Despite the lack of statistical significance in both the pre- and post-investment scenarios, an efficient pressurised irrigation network integrated with renewable energy production results in a markedly different framework. EWPR increases by a positive delta, with values reported in the ΔP column (Table 8. For farms using pressurised networks, the economic productivity of irrigation water rises, even surpassing control farms’ values up to 2019. After this period, despite significant positive deltas, the beneficiary farms remain at a disadvantage in terms of water economic productivity for orchards. The gap becomes particularly pronounced in 2020, possibly due to differences in yields between the two farm groups studied as previously explained.

5. Discussion

The analysis showed that water–energy investments integrating floating photovoltaic systems into irrigation management can enhance economic performance. This improvement, measured through the Relative Water Cost (RWC) and the Economic Water Productivity Ratio (EWPR), derives from the partial replacement of conventional energy sources with renewable generation.
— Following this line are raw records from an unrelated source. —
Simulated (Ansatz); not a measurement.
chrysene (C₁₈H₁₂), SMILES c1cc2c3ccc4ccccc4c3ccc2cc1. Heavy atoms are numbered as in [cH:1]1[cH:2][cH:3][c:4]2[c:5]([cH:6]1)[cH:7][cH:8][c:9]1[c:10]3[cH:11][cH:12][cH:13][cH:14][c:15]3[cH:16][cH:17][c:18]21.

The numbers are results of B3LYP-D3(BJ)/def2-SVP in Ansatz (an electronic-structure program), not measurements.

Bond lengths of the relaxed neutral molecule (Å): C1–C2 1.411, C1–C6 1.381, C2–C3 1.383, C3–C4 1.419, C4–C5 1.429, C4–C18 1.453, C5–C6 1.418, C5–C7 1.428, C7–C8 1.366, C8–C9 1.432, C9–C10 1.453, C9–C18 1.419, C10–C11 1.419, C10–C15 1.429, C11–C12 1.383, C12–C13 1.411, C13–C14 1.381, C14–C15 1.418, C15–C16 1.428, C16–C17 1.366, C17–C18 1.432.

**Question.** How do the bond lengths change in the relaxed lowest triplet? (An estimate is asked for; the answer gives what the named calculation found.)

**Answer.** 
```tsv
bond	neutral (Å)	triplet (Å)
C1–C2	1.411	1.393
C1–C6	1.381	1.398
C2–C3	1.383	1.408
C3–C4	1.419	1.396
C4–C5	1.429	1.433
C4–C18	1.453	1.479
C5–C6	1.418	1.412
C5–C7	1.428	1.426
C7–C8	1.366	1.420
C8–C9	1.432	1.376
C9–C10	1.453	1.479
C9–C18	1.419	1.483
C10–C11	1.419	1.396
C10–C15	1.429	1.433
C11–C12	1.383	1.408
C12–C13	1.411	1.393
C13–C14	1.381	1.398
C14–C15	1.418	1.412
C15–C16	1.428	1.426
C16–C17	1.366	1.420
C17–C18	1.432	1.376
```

In fact, according to our results, IWS costs associated with pressurised networks may account for up to 2,16% (vineyards, 2021) or 30,01% (orchards, 2022) of the costs observed under traditional gravity systems. The difference between the two groups, in terms of RWC, appears to widen over time for vineyards and, more markedly, for orchards, although with substantial year-to-year fluctuations. Regarding EWPR, a dimensionless ratio representing the economic return per EUR spent on irrigation water, our findings indicate that in the vineyard scenario the index displays considerable variability, with the largest gap recorded in 2021, when farms served by pressurised networks exhibited an economic return 49.07 ratio points lower than those supplied by gravity-fed systems. For orchards, the greatest difference is observed in 2020, when pressurised farms showed an EWPR 90.41 points lower than the control group. These differences are not only driven by the cost of IWS for farms. By construction, the analysed indicators also vary with fluctuations in total variable costs and average gross margin. However, when all these factors are held constant (ceteris paribus) and only the cost of IWS changes, our study yields particularly informative results.

After the investment, both indicators exhibit systematic shifts—negative deltas for RWC (reflecting reductions in water-related costs) and positive deltas for EWPR (indicating enhanced economic water productivity). In some years, these interannual fluctuations lead to a change in the starting position of the two scenarios, with pressurised farms showing lower RWC values than gravity-fed farms or, conversely, higher EWPR values. The main results can be summarised as follows:

Vineyards:

• RWC: The average reduction in RWC is −1.44%. The largest post-investment decrease occurred in 2021 (−1.8%). The resulting difference in RWC between the two groups was −0.37%, meaning that pressurised farms still display slightly higher RWC than gravity-fed farms, although the gap is substantially minimised.
• EWPR: EWPR increased by an average of 38.51 units. The maximum positive variation was recorded in 2017 (+53.58%). Following the investment, pressurised farms achieved an EWPR level 68.47 units higher than the control group.

Orchards (fruit crops):

• RWC: The average RWC reduction is equal to −5.52% while the largest negative change occurred in 2015 (−10.88%). In this year pressurised farms still showed a slightly higher RWC, though the difference was minimal (0.76 units).
• EWPR: The average increase in terms of EWPR is equal to 24.81, while the maximum positive post-investment shift was observed in 2017 (+34.19 units). As a result, the EWPR of pressurised farms exceeded that of gravity-fed farms by 13.72 units.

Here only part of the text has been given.